Using accelerators¶

Most ML workloads need GPUs. Skyward abstracts GPU selection across providers — you specify the hardware you need, and the provider finds the right instance type, resolves availability, and provisions it. This guide covers how to request specific accelerators, detect the hardware available at runtime, and understand the difference between string and typed accelerator specs.

Requesting a GPU¶

Specify the accelerator when creating a pool:

with sky.Compute(
    provider=sky.VastAI(),
    accelerator=sky.accelerators.L40S(),
    image=sky.Image(pip=["torch"]),
) as compute:

Use the factory functions under sky.accelerators. They carry catalog metadata — VRAM size, CUDA compatibility, form factor — and provide IDE autocomplete:

sky.Compute(provider=sky.AWS(), accelerator=sky.accelerators.A100())
sky.Compute(provider=sky.AWS(), accelerator=sky.accelerators.H100(count=4))

Each factory returns an Accelerator dataclass — a frozen specification with name, memory, count, and optional metadata. The factory functions look up defaults from an internal catalog, so sky.accelerators.H100() already knows it has 80GB of memory without you specifying it.

The translation from a logical accelerator name to a provider-specific resource isn't a simple string match. An "A100" on AWS is a p4d.24xlarge, on RunPod it's a pod with a specific gpuTypeId, on VastAI it's a marketplace offer filtered by GPU model. The catalog centralizes this complexity so that the same Accelerator spec resolves correctly on any provider that supports it.

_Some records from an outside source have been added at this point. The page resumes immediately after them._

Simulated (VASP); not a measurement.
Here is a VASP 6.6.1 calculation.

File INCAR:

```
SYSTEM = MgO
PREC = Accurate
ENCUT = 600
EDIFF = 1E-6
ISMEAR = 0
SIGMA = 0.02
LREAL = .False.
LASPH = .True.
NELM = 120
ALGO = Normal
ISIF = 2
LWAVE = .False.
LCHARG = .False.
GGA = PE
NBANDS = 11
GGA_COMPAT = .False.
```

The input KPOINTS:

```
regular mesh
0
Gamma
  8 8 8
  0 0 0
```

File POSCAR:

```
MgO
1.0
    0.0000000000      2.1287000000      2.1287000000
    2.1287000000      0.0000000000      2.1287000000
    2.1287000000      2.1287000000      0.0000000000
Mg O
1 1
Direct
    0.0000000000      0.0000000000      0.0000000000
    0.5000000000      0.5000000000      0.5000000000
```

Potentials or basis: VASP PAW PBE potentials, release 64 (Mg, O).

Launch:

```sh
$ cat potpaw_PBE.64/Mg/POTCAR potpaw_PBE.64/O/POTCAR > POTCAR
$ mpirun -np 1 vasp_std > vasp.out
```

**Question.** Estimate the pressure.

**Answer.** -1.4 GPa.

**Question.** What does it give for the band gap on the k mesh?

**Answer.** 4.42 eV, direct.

Detecting hardware at runtime¶

Inside a @sky.function function, instance_info() tells you what hardware is available:

@sky.function
def gpu_info() -> sky.InstanceInfo:
    """Return information about this instance."""
    return sky.instance_info()

InstanceInfo includes the node index, cluster size, head status, and the number and type of accelerators. This is useful for conditional logic — running a GPU path when CUDA is available, falling back to CPU otherwise.

GPU vs CPU benchmark¶

A matrix multiplication benchmark illustrates the GPU advantage. The function runs on the remote instance, where the accelerator is available:

@sky.function
def matrix_benchmark(size: int) -> dict:
    """Benchmark matrix multiplication on GPU vs CPU."""
    import time

    import torch

    a = torch.randn(size, size)
    b = torch.randn(size, size)

    start = time.perf_counter()
    torch.matmul(a, b)
    cpu_time = time.perf_counter() - start

    if torch.cuda.is_available():
        a_gpu = a.cuda()
        b_gpu = b.cuda()
        torch.matmul(a_gpu, b_gpu)
        torch.cuda.synchronize()

        start = time.perf_counter()
        torch.matmul(a_gpu, b_gpu)
        torch.cuda.synchronize()
        gpu_time = time.perf_counter() - start

        return {"cpu": cpu_time, "gpu": gpu_time, "speedup": cpu_time / gpu_time}

    return {"cpu": cpu_time}

The first torch.matmul on GPU is a warmup call — it triggers CUDA kernel compilation, which is a one-time cost. After warmup, GPU matmul on a 4096x4096 matrix is typically 20-50x faster than CPU. The exact speedup depends on the GPU model, matrix size, and data type (fp32 vs fp16).

Note that imports happen inside the function. This is intentional — the function runs on the remote worker, where torch is installed via the Image's pip field. Your local machine doesn't need torch installed.

Run the full example¶

git clone https://github.com/gabfssilva/skyward.git
cd skyward
uv run python guides/04_gpu_accelerators.py

What you learned:

accelerator parameter requests specific GPU hardware via factory functions like sky.accelerators.A100().
sky.accelerators.* provides catalog-backed specs with VRAM, CUDA version, and provider-specific resolution.
instance_info() detects hardware at runtime — node identity, accelerators, cluster metadata.
Imports inside @sky.function — remote dependencies don't need to be installed locally.
GPU warmup — first CUDA kernel compilation is a one-time cost; benchmark after warmup for accurate numbers.